Without the proper timing, our ideas are nothing. We can have the greatest idea for our business or website, but if it doesn’t come along at the right time it won’t do us any good. That thought ran through my mind as I read Gift Scoop’s guest post on social media semi-automation. It sounds like a great idea: an easy way to maintain a social media presence without investing too much time. It can certainly works — if the timing is right. If the timing isn’t right, it could be a disaster.
When the timing is right
This isn’t to say that it’s a bad idea. Far from it. In fact, many sites would benefit from having a steady social media presence, even if it is automated. My company is actually one of them, though that wasn’t always the case. A few years ago, as we hooked up one of our main sites, BBGeeks, to the Twitter realm, we decided to forego the automated method. That is, everything that came from the @BBGeeks account would come from the staffer we selected to run the account. That included posts, responses, retweets — the whole nine yards.
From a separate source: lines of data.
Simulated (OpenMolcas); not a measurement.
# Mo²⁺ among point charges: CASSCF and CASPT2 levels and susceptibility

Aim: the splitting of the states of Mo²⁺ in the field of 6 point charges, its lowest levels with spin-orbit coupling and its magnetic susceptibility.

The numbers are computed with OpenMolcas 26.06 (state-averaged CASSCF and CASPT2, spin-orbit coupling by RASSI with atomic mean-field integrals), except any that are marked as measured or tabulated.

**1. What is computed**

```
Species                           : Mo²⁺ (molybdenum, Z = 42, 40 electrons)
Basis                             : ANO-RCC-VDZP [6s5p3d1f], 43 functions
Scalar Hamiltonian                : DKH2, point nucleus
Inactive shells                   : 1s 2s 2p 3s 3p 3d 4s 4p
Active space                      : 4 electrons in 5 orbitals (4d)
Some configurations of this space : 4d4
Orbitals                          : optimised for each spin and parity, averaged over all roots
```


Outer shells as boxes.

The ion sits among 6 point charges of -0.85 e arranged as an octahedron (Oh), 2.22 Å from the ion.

To say the experiment worked well is an understatement. We started it in 2009, just as we’d crossed the 10,000 follower count. In three months we increased our followers by 90 percent. We also saw a huge increase in direct referrals from Twitter. Some of that was attributed to the follower growth, but it mattered little. We found a way to entice more people to click our links and visit our site. Our staffer replied to everyone who asked a question, even if it was “I don’t know.” Those were sometimes the best, though, because he’d retweet the question to our followers. The asker typically got her answer quickly that way.
This simply wouldn’t have been possible had we automated our social media presence. We couldn’t have helped our followers find answers to their questions. We wouldn’t have interacted with hundreds upon hundreds of our readers. We certainly wouldn’t have referred as many people to the content on BBGeeks.com. That is to say, we wouldn’t have taken full advantage of the Twitter platform. It wasn’t our service. It wasn’t hosted in our own data centers. Much of the effort we put into it helped Twitter far more than it helped us. Yet we managed to leverage it for greater overall gain.
When the time isn’t right
At the time that was a great strategy. It helped us grow amid fierce competition, and has kept us growing. We now have 35,000 followers — not quite as many as you might expect considering our huge four-month growth period, but still a very good follower count. We also see our Twitter referrals clicking through the site, so we’ve created something of a culture. But we don’t do the same thing we did before. The timing just isn’t right any more.
A single person can handle only so much. After a few months of spending several hours per week on the Twitter account, our staffer had had enough. It was hard to blame him. That’s a lot of work for little discernible benefit. That is, he didn’t necessarily benefit from the increased interaction and activity on BBGeeks. At that point, the timing was no longer right for our experiment. We had conducted it and realized success. It was time to move on.
Perhaps then something like Roost would have come in handy. At first it clearly wasn’t the answer. We had some followers, but that was almost solely the result of being a semi-popular website. We didn’t tweet much, and we interacted less. As with most blog Twitter accounts, we automatically tweeted our posts. Adding something like Roost might have maintained the status quo, but the status quo didn’t require much maintenance. At the time, our experiment was the right idea.
Now? We’ve been dark for a few months. We could probably use a service like Roost to actually tweet for us once in a while. At a different time, it would have been pointless idea. Now? It’s much more feasible, given the timing.
Recognizing the timing
Recognizing when an idea will work and when it won’t is usually pretty simple. It’s a matter of just a little critical thinking. Sticking with our current example, the question of whether to a automate social media presence directly relates to the user’s social media standing. A small site that doesn’t tweet much to begin with probably doesn’t need it. But a site that has been heavily active for months might need it for a bit of a break.
Timing is a concept central to any business, whether on the web or offline. Master it, and you’ll find that you’re not only doing the right things, but doing them when they matter the most. At the same time, you’ll stop doing things at the moment they stop working. Ideas are important, of course, but timing makes the whole difference.